Language is important. It matters. It matters what we say. It matters how we say it. And while this does not mean we need to go crazy and analyze every-single-word-we-have-ever-said, it means that whatever we say to (and in front of) our children will also matter to them. We get emotional, we say things we later wish we hadn’t, sure. But there are certain areas, where disrespectful words are not a matter of emotions, are not necessary, and are harmful.
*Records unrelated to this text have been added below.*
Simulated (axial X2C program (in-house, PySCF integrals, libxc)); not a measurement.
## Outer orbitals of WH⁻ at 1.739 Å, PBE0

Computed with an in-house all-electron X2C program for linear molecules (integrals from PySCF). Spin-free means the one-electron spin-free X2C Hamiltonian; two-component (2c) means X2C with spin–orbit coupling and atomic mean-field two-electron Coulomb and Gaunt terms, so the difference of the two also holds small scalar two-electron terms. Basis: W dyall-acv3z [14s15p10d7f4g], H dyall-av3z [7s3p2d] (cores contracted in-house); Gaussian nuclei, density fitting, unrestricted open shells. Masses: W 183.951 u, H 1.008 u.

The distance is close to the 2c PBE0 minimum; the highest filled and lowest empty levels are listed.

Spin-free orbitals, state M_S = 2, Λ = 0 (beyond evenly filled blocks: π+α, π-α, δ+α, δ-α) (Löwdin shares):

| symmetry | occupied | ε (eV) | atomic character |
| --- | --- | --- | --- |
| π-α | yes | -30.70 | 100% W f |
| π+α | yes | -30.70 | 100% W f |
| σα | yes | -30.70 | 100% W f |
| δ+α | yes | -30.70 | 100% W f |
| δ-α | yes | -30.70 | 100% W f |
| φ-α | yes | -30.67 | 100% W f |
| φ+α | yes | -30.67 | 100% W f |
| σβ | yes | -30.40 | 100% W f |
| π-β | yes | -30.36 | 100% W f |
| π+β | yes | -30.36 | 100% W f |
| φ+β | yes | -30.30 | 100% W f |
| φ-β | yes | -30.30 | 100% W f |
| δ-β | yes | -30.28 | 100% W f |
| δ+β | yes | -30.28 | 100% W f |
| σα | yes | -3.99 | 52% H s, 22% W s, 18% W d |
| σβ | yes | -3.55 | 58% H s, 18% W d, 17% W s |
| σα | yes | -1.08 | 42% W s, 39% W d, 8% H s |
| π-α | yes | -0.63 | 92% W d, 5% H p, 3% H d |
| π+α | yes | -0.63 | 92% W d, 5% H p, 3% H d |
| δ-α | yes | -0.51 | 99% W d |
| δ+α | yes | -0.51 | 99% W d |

We’ve said that before, and we’ll say that again – we love diaper changes around here. Really. We think they are truly valuable times, times of connection. So hearing comments like these makes us really sad, and here is why:
‘Ewwww, your diaper is smelly.’
Yes, poop smells. Mine does too, by the way. Wouldn’t it be oh-so-lovely to have our poop smell like roses? Sure it would! Imagine though how embarrassing it would be if someone walked into the toilet after you and commented on the smell. Not so nice, right?
The hidden (well, not so well-hidden) message our child might be getting is that his bodily functions are not pleasant for us. That somehow the way his body works is ‘smelly’ and so he should be ashamed of it. This sends a powerful message about the body and how we treat it – we all want our children to respect their (and others’) bodies, to know that they are respect-worthy – here is where we can really have an impact on how our children see themselves.
‘Oh wow, look he is pooping, look at that funny face he’s making!’
Seriously, put a mirror in front of you when you are on the toilet – yes, we all try to look our best most times, and there is a reason (well, more than one reason) why we sit on the toilet behind closed doors. Yes, it is private. Yes, it is something you would not really want to do in front of other people. Our babies don’t have that luxury yet – let’s support them, not ridicule them.
Making fun of a child is one of the most powerful ways to break him. To make him feel really badly about himself. Above all – it is plain cruel.
‘Oh no you pooped again, now I have to change you.’
We love diaper changes around here. Really, we do – have a look at our previous posts if you don’t believe it :) There are times when it’s not the best timing, sure – we are in a hurry, almost out the door and of course that’s when the diaper needs to be changed. But with all honesty – hasn’t it happened to all of us one time or another? We need to catch that bus and suddenly we also need to go to the toilet really badly.
We take care of our children because we love them so much. Because they cannot yet do it for themselves. Because too soon they will be able to do it all by themselves and changing diapers will be a sweet memory.
The message our children might be getting hearing disrespectful comments like the ones above, is this: Taking care of you is not pleasant for me, it is annoying. I wish I didn’t have to do it. Powerful, right? Also, a little scary…
Language is important
[P]eople will forget what you said, people will forget what you did, but people will never forget how you made them feel. (Maya Angelou)
Considering our diaper-related language is important. We send powerful messages to our children, messages that our children treat very seriously, that might stick with them for life. Talking about body, its functions and the way it behaves, leaves a mark on how our children will see themselves and how they will build their self-image. It will influence how they feel about themselves, and how they think others should think and feel about them. Talking about this in an unpleasant, disrespectful way might also create problems with future toilet use.
So yeah, mamas and papas – let’s all respect the diapers!